I was flying on business not too long ago, going from Philadelphia to Dallas. After we had reached, as they say, “our cruising altitude”, the pilot came on to give the usual run-down of how the weather was in Dallas, how smooth the flight would be and so on. All very typical and forgettable – I was barely paying attention. Before leaving us though, to our various ways of passing the time, he said he had one more piece of information to pass on: he wanted us to know that we had the honor of escorting the remains of a fallen American service woman back to her hometown in Dallas. A casualty of the war on terror. It is unusual to consider a body in the hold of an airplane – your airplane. Especially of a person killed, I assume, violently. Especially of a person that died, I assume, well before their time. Especially of a person who perished performing a job to defend you.
My thoughts silently coursed along lines similar I am sure to many of the other passengers. There was, I admit, a morbid curiosity as to what had happened – how had she met her end? Once more, I found myself struggling with the harsh reality and hard questions of our world today. I thought of her family, waiting at DFW, to retrieve the body of their daughter, sister, cousin or niece. I thought of ones who are dear to me.

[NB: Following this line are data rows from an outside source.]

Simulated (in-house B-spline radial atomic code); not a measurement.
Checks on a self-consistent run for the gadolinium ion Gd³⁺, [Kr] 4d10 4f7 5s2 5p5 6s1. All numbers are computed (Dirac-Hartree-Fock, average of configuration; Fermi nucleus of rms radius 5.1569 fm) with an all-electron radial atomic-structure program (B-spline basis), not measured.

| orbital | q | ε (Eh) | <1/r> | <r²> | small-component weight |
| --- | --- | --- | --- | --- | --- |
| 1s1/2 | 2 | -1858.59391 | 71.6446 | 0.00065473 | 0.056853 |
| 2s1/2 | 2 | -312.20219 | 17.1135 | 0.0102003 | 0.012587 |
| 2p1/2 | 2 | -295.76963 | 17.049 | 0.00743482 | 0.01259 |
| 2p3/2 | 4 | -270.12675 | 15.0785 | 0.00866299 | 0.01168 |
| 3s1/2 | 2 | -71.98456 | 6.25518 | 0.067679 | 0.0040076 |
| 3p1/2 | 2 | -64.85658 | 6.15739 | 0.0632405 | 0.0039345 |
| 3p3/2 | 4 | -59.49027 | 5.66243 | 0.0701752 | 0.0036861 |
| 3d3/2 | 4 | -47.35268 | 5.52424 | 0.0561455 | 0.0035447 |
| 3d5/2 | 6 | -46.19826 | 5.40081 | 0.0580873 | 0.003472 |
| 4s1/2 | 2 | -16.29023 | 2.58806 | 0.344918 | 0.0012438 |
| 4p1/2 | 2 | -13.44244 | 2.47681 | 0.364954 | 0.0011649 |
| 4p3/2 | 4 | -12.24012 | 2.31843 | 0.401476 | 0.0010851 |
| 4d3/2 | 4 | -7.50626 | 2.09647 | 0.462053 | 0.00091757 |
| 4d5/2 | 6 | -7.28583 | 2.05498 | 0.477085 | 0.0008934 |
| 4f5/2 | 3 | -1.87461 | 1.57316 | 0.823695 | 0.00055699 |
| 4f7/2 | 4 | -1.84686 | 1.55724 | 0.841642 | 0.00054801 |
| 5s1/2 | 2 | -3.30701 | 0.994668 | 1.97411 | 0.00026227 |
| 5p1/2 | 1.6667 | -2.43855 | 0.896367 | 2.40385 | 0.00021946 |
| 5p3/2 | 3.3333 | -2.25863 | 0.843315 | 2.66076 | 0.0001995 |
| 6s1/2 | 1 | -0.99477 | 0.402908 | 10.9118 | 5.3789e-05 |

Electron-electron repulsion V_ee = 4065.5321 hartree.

After we landed the stewardess asked us to close our shades to keep the plane cool for the next passengers. People began to de-plane. She then came back on the intercom and said if we wanted to see an emotional scene we should look out of the plane’s right side. Shades went back up. A few years ago I cut a picture from a magazine. It depicted a plane at night, but the cabin was lit so you could clearly see the passengers inside. They were looking out and down at the coffin of a fallen service person as it was unloaded from their jet. And now here I was playing out that same, exact scene. I saw a white hearse pull up underneath the wing. As I started to walk down the aisle I saw a white box with an American flag on it, removed from the hold. Then that was it. I was out.
What do I believe? I believe that sometimes I forget too easily; that, being too busy, sometimes I’m guilty of letting things pass over me, rather than through me. So I write this in order to remember and to keep wrestling over its meaning to me. Like the grasp of a child’s hand, there are times when our lives are intertwined with a thing much larger than ourselves. We honor, and profit from them by engaging them. They can be the very cloth from which our beliefs are cut, but we must first accept the invitation. This I believe.